I have many work benches out in the workshop, but inside my home I wanted an area I can work in. Something close by where I can do smaller and less dirty tasks. I found some Workpro benches that would suit my needs. I got myself two of them, one of them is L-shaped and the other can be raised or lowered. So should make for a versatile workspace.
I have this corner and a door that is blocked off on the other side, so its not much use. So I measured this area and found the biggest workbench I could find. I considered putting a office desk here, but instead went with a more heavy duty option.
Getting ready to put them together was mostly taking everything out of the boxes, getting the plastic off and setting them together.
Eventually I had everything out of the box, makes it easier to visualize how it will all go together.

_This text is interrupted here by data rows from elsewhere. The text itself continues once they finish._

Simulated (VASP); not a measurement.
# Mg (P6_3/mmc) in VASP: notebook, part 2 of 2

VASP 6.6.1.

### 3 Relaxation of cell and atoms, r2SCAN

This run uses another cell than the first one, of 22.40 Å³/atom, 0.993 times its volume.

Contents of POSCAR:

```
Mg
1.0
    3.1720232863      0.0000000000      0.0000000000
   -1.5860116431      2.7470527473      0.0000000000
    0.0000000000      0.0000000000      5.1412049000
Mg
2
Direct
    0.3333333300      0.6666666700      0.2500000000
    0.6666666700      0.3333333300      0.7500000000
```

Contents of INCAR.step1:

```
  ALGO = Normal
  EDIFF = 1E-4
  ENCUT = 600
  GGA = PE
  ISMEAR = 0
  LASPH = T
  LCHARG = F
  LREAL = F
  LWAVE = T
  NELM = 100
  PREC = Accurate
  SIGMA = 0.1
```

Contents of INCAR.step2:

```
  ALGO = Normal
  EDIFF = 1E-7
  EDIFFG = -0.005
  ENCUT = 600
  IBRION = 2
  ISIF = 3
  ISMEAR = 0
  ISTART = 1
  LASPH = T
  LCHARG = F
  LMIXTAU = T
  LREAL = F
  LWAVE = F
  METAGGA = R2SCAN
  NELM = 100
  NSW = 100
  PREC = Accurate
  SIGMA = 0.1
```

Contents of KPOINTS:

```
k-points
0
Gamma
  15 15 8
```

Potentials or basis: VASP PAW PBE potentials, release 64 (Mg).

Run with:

Time to get the manual out, and start looking at how it goes together.
Its pretty straight forward.
The hardest part is making sure you put the legs on the right way, as the gears inside will turn the wrong way if you do not put the legs on the right way. Making the table not raise or lower. So there are A and B lettering you must pay attention to.
Got it together and tested it out before proceeding. I was successful the first time in putting the legs on the right way.. thats nice.
The second hardest thing is assembling this table using the provided tools. There were four lock nuts that had to be tightened. Felt like these took about half the time of the whole build.. lol
With one table assembled, we now have a place to put the parts to the next table... yay, no more picking parts off the ground. lol
The next table is two attached to each other, making it a L-shape.
It is all assembled using metal brackets and screws.
During the assembly, its hard to put it together upside down and still imagine it the right way when flipped back over.
The tools used to put all this together was minimal, a socket wrench would have gone a long way.
Once built, I flipped the table and quickly put some unfinished projects on it.
I wrapped up on building my fertilizer spreader for my garlic fields.
This thing holds up to 85 pounds of fertilizer at a time, once the weather dries up I will give it a try. Should fling the granuals and then I will till it all in.
It attaches to the back of my riding mower, and you reach behind you to open or close the gate that allows the fertilizer to fall out.
Got all my bags of fertilizers ready to go, the amounts used were suggested by a soil health test I completed months back.
Got all kinds of good stuff the for field.
That copper powder looks so cool.. lol
Some of the powdered stuff I hope will still work inside of the fertilizer spreader. I will probably need to mix all of these together and spread them out in batches.
Now I have my paracord project to work on, I had a 1000' spool fall apart on me. Giving me endless tangled up paracord.
I cut out pieces the best I could and gathered them, my plan is to take some snap hooks and d rings making different length general use cords. Not sure yet but that is the plan with all these pieces of paracord cut up. Having a work bench to do this all on will be nice, looking forward to the many projects in the near future I will work on from these benches.